The Bells at Old Bailey by Dorothy Bowers

published 1947




This was the last of Dorothy Bowers’ books, published the year before she died of TB in 1948. Over the last few months I have been looking at her books and her life, and although this is probably the last post from me, I still think there might be more to be learned or to be said about her. The sadness of her early death (at 46), the strong presumption that she would have written many more great books if she had survived, the lack of photos of her, and  the thought that somewhere there must be more papers belonging to her – these perceptions strike anyone who starts looking at her life and output.

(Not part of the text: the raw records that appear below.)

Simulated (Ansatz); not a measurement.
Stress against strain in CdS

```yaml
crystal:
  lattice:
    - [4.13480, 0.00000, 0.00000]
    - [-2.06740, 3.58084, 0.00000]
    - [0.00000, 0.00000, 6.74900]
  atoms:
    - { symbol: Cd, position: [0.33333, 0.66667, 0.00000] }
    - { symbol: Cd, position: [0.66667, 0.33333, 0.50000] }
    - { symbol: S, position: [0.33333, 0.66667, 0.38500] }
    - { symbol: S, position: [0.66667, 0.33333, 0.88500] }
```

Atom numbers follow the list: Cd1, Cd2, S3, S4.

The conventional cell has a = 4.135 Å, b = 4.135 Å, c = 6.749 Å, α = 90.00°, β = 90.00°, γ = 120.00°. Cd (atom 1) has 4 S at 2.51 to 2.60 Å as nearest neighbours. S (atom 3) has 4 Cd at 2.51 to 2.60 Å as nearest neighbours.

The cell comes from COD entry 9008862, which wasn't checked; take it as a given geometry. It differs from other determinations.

I have been talking to several other people who have taken an interest: Curtis Evans, doyen of the vintage mystery, Martin Edwards who knows about every crime writer and has some signed copies of her books, the Random Genealogist, Matt Hall, who did huge amounts of biographical research and put it online, and Tom Schantz of the revered Rue Morgue Press who wrote a valuable introduction to her works when he reprinted her books. All have been most generous in sharing their knowledge.

I contacted her former Oxford College and found a little more information, and found a poem she wrote that appeared in the Observer newspaper in1935.



And I warned people about the photo that is doing the rounds – it is not Dorothy Bowers the novelist, but another lady of the same name.

Martin Edwards showed me his signed copies, some of which are dedicated to friends but I had no luck tracing any of those people.

Tom Schantz told me that he had corresponded with people who knew her. She always seems tantalizingly just out of reach….

Tom Schantz also said that this book, The Bells at Old Bailey, had one of the best openings to any Golden Age book. Here it is:

It was not until the fifth death in Long Greeting that Miss Tidy made up her mind to go to the police. And then from no sense of civic duty but because she knew her own security imperilled.

It reminded me of the opening of Agatha Christie’s Murder is Easy.

Long Greeting and its surrounding villages are being riven by poison pen letters, deaths, and blackmail, and the book centres on a splendid establishment which combines cafĂ©, beauty parlour and hat shop: Minerva. ‘She managed the beauty parlour alone these days. Marion and Jane from the teashop were always the first to go…’ There are shades of Christianna Brand here.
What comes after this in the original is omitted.